Idiomatic file snarf

I want to open a file, suck the contexts into a variable and close it
again. I suppose I could IO#each and glue the lines together.

Currently I have

   f = File.new(fname)
   text = f.read
   f.close

Surely there’s an idiomatic Ruby one-liner? I must be looking in the
wrong place @ruby-doc.org -Tim

On Sep 27, 2006, at 5:02 PM, Tim B. wrote:

I want to open a file, suck the contexts into a variable and close
it again. I suppose I could IO#each and glue the lines together.

Currently I have

  f = File.new(fname)
  text = f.read
  f.close

Surely there’s an idiomatic Ruby one-liner?

Sure:

text = File.read(fname)

James Edward G. II

On Thu, 28 Sep 2006 07:02:13 +0900 Tim B. [email protected]
wrote:

the wrong place @ruby-doc.org -Tim
some_variable = File.new(fname).readlines

– Thomas A.

On 2006.09.28 07:02, Tim B. wrote:

I want to open a file, suck the contexts into a variable and close it
again. I suppose I could IO#each and glue the lines together.

The ‘correct’ way is:

text = File.read file_name

Currently I have

  f = File.new(fname)
  text = f.read
  f.close

A better way for the above is this:

text = File.open(file_name) {|f| f.read}

Eero S. wrote:

On 2006.09.28 07:02, Tim B. wrote:

Currently I have
f = File.new(fname)
text = f.read
f.close
A better way for the above is this:
text = File.open(file_name) {|f| f.read}
To expand on that: the form that takes a block automatically calls
f.close when the block is done. What’s more, it does it in an ensure
clause
, you scr1pt k1ddie.

Also, Kernel#open exists. So: text = open(file_name) {|f| f.read}

What’s more, if you’re dealing with files on a linely basis,
File.include? Enumerable, so you can do fun things like:
matches = open(file_name) {|f| f.grep(/juicy stuff/)}
To return an Array of matching lines without having to bring the whole
file into memory. (Though, if you don’t care about memory,
File.readlines(file_name).grep /juicy stuff/ is prettier.)

Devin

On Thu, 28 Sep 2006, James Edward G. II wrote:

Surely there’s an idiomatic Ruby one-liner?

Sure:

text = File.read(fname)

Actually, the idiom I most use is

File.read( fname).scan( %r{ juicy stuff}x) do |match|

do something with juicy stuff

end

John C. Phone : (64)(3) 358 6639
Tait Electronics Fax : (64)(3) 359 4632
PO Box 1645 Christchurch Email : [email protected]
New Zealand

“We have more to fear from
The Bungling of the Incompetent
Than from the Machinations of the Wicked.” (source unknown)

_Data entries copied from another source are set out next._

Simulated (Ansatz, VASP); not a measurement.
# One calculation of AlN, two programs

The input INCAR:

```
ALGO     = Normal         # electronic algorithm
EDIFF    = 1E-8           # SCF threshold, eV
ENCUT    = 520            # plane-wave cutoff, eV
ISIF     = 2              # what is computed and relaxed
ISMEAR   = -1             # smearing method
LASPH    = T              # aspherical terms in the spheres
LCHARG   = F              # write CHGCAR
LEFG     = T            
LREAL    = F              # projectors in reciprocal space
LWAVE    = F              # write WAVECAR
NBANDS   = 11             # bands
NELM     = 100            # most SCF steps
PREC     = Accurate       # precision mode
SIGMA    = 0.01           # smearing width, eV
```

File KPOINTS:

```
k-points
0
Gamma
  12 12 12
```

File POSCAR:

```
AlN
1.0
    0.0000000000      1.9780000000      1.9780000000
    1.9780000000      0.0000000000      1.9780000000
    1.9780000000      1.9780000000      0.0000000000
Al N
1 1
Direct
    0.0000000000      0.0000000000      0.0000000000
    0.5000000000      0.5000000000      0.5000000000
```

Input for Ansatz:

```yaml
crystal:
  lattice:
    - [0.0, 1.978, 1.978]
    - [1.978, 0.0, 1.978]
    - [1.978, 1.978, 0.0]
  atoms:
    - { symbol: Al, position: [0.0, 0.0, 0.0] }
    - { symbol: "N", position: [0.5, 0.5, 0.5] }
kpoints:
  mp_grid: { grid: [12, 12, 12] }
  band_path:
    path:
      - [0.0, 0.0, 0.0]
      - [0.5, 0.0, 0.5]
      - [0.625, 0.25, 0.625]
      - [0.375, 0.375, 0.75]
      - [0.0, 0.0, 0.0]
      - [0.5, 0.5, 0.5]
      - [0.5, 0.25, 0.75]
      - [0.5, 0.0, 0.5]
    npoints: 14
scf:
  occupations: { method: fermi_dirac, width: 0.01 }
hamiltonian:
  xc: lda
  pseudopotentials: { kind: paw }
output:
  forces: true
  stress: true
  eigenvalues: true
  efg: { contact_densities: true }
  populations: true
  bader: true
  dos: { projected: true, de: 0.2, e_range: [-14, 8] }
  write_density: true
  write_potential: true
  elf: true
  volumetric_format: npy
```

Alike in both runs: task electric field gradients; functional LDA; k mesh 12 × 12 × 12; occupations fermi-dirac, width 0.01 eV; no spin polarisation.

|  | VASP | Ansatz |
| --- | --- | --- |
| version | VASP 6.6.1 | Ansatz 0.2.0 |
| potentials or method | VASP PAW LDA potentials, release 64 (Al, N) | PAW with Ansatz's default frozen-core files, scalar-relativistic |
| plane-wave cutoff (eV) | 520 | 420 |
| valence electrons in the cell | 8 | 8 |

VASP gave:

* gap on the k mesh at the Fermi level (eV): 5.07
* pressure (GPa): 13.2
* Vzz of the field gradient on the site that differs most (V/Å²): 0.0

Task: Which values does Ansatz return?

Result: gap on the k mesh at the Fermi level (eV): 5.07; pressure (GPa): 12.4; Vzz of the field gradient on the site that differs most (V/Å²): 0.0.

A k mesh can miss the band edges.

On Thu, 28 Sep 2006, John C. wrote:

Actually, the idiom I most use is

File.read( fname).scan( %r{ juicy stuff}x) do |match|

do something with juicy stuff

end

Just remembered, I have an old RCR lying around on this.
Don’t forget to vote for…
RCR 332: mmap'd version of IO.scan( file_name, regexp)

Currently there exists two very useful functions in ruby.

IO.read( file_name) reads in the entire file into a string.

string.scan( regexp){|match| } scans the entire string for regexp
yielding matches.

The limit on doing…

IO.read(file_name).scan( regexp)

is the size of your machines unused physical memory.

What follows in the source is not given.